In [37]:
from dataclasses import dataclass
import re
from typing import Any, Dict

tag_removal_pattern = re.compile('<[^<]+?>')

@dataclass
class BoardGameFileInfo:
    id: int
    name: str
    description: str
    extension: str
    
    @staticmethod
    def from_file_info(file_info: Dict[str, Any]):
        rendered_description = file_info['description']['rendered']
        # the description contains HTML tags that are removed with this regex
        description = tag_removal_pattern.sub('', rendered_description)
        filename, extension = file_info['filename'].rsplit('.', 1)
        return BoardGameFileInfo(file_info['fileid'],
                                 filename,
                                 description,
                                 extension.lower()
                                )

In [38]:
import aiohttp
from typing import List

internal_bgg_api = 'https://api.geekdo.com/api'

async def get_bgg_filelist(client, thing_id: int) -> List[BoardGameFileInfo]:
    url = f"{internal_bgg_api}/files?ajax=1&nosession=1&objectid={thing_id}&objecttype=thing&pageid=1&showcount=25&sort=hot&languageid=2184"
    async with client.get(url) as response:
        content = await response.json()
        files = content['files']
        file_list = filter(lambda x: x.extension == 'pdf', [BoardGameFileInfo.from_file_info(file) for file in files])
        return file_list

async with aiohttp.ClientSession() as client:
    print(list(await get_bgg_filelist(client, 1))[0:3])
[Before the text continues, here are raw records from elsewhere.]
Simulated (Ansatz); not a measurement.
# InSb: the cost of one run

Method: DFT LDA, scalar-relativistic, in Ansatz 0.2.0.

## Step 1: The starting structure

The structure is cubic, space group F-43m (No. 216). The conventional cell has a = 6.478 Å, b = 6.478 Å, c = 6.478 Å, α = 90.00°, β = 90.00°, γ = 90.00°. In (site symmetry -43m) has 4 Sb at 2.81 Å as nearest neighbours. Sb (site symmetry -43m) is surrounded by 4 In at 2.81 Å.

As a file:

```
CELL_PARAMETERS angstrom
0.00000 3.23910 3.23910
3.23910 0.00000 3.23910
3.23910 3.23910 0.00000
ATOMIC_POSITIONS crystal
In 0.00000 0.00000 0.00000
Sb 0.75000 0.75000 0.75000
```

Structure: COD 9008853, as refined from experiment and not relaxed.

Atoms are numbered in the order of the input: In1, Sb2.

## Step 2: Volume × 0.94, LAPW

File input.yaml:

[BoardGameFileInfo(id='140639', name='Die Macher Brief by Liumas 2015-01', description="Turn sequence, setup, and symbol descriptions.This new 'FINAL' version is all PDF and easier to print and cut out using the guidelines.", extension='pdf'), BoardGameFileInfo(id='139190', name='Die Macher Condensed Rules by Liumas 2015-01', description='Complete 3rd Edition rules condensed onto 6 pages, sans Comic Sans.', extension='pdf'), BoardGameFileInfo(id='62318', name='Die Macher player aide_BW', description='Die Macher player aide black & white', extension='pdf')]


In [39]:
from string import punctuation
import spacy
from sklearn.feature_extraction.text import TfidfVectorizer
from sklearn.metrics.pairwise import cosine_similarity

nlp = spacy.load('en_core_web_sm')

async def get_rulebook_info(client, thing_id: int) -> BoardGameFileInfo:
    '''return the rulebook info or None if the boardgame has no rulebook'''
    def tokenizer(raw_doc: str):
        doc = nlp(raw_doc)
        lemmas = (token.lemma_ for token in doc if token.lemma_ not in punctuation)
        return filter(lambda x: not nlp.vocab[x].is_stop, lemmas)
    
    raw_docs = [x for x in await get_bgg_filelist(client, thing_id)]
    if len(raw_docs) == 0:
        return None
    vectorizer = TfidfVectorizer(strip_accents='ascii', lowercase=True, tokenizer=tokenizer)
    doc_vectors = vectorizer.fit_transform(f'{x.name} {x.description}' for x in raw_docs)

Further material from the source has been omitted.